Henri-Emile-Benoit Matisse, one of the lions of the Modern era and an artist whose sensual forms and pure colors.
Influenced heavily by Cézanne, Matisse was also a friend and contemporary of Picasso and Gertrude Stein. His brilliant colors and primitive forms shocked critics, who dubbed Matisse and the painters in his circle the “Fauves,” a French word for “beasts.” His greatest artworks combine form and content in a way that evokes in the viewer intense responses of joy and unity. Matisse is known for his still lifes, his interiors, and his nudes—all of which make up a vivid emotional landscape in which childlike shapes reveal a sophisticated interplay of color and form.

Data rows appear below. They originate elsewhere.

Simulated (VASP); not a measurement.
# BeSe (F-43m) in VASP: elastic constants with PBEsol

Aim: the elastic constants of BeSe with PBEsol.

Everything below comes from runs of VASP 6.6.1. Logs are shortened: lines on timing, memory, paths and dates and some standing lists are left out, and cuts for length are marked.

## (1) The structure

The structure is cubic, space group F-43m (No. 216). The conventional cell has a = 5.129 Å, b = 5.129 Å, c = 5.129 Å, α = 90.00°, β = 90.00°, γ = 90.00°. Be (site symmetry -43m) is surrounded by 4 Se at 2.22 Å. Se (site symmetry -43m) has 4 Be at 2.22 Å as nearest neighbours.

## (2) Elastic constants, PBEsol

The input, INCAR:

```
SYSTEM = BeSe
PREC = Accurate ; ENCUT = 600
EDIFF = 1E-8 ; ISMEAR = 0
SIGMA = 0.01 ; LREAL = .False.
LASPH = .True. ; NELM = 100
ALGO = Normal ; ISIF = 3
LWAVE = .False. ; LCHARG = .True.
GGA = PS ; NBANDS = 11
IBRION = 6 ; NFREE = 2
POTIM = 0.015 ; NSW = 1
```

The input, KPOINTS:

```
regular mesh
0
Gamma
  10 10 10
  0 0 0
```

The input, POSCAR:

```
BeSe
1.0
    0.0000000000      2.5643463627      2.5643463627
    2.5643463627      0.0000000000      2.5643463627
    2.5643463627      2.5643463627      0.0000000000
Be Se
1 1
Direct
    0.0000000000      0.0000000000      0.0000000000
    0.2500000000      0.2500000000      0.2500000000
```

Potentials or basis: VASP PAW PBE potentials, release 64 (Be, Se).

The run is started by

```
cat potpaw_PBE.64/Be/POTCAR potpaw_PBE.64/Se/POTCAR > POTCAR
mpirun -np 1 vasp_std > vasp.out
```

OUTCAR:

The painter also created murals and designed stained glass windows, integrating architecture and images in a way that allowed him to “express himself fully.” Late in his life, Matisse’s hands lost their ability to control a paintbrush with precision. Thus he began work in one of his last great media, the cutouts. The “Jazz” series is perhaps the most well known of these projects. The bright, clear shapes, snipped freehand from paper, expressed, for Matisse the “crystallizations of memories.” They combine the joyousness of form with a sense of nostalgia, are simultaneously naïve and imbued with the power of a master who can strip an image of extraneous detail, revealing its vibrant core.